Ghosts Create Bargains in Hong Kong Housing
There’s a grim phenomenon in Hong Kong’s real estate market: discounts of as much as 50 percent for home seekers willing to live in an apartment where a murder has occurred. Unnatural deaths typically result in rental discounts of 10 percent to 20 percent and can be more than double that for killings, says Sammy Po, head of the residential department of realtor Midland Holdings. Chinese believe such places, known as hung jaak, the Cantonese term for haunted apartments, are unlucky, he says, adding that “the Chinese really do care” about living in these places.

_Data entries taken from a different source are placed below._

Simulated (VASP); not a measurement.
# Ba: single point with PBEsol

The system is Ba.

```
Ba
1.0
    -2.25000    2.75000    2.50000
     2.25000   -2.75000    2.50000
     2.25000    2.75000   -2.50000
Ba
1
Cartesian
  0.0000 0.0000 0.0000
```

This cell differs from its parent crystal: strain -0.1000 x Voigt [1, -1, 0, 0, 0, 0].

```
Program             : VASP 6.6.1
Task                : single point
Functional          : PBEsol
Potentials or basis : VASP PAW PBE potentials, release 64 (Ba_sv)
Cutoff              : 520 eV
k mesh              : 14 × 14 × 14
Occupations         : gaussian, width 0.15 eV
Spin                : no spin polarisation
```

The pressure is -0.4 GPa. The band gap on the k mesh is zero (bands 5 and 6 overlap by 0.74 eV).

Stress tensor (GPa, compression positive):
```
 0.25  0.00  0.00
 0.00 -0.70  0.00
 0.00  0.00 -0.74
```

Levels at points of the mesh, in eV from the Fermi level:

The rent for an apartment in the luxury J Residence, where police found the bodies of two murdered women on Nov. 1, was HK$29,000 ($3,740) a month. That will probably drop by half when the dwelling is released from being a crime scene, cleaned, and rented again, says a director of the company that owns the unit, who didn’t want his name or firm identified because he isn’t authorized to speak publicly. The sales value of the unit would decline to HK$6 million from HK$9 million if it were sold immediately, the person says.
This year, Hong Kong had almost 190 apartments or homes where an unnatural death took place, including murders and suicides, according to a database compiled by Square Foot. The website lists the date of the incident, the address, the district, and a brief description of the death. Among recent listings were an apartment where an 18-year-old male student slipped a plastic bag over his head last month and jumped to his death; one where a middle-age couple, plagued by financial troubles, committed suicide by inhaling burning coal smoke; and another where a mother was hacked to death by a mentally unstable neighbor while protecting her two daughters.
Hong Kong is Asia’s priciest real estate market. Residential sales prices, which have more than doubled since the start of 2009, hit a record in October despite government measures to curb demand. In a comparably tight market such as New York City, a crime or other negative event generally has less impact on prices, says Jonathan Miller, president of real estate appraiser Miller Samuel. In the U.K. a particularly notorious crime can cause a home to become unsaleable, requiring it to be knocked down and rebuilt, says Richard Sexton, a director at E.surv, the country’s largest provider of residential property valuations. “Equally, if it’s a folklore situation,” he says, “the house with the friendly ghosts can sometimes be marketed that way as a positive.”
C S Group, a Hong Kong property-services firm, auctioned off a 351-square-foot hung jaak for HK$1.91 million in November, 14 percent higher than the starting price. That was still about 16 percent cheaper than an apartment of the same size in the same complex sold for last month, according to Midland data. “The demand is there, whether from investors seeking rent or for self-use,” says Alger Cheng, general manager of C S Group’s auction department. Also, expatriates tend to be less concerned with living in “haunted apartments,” says Asif Ghafoor, founder of property-listing website Spacious.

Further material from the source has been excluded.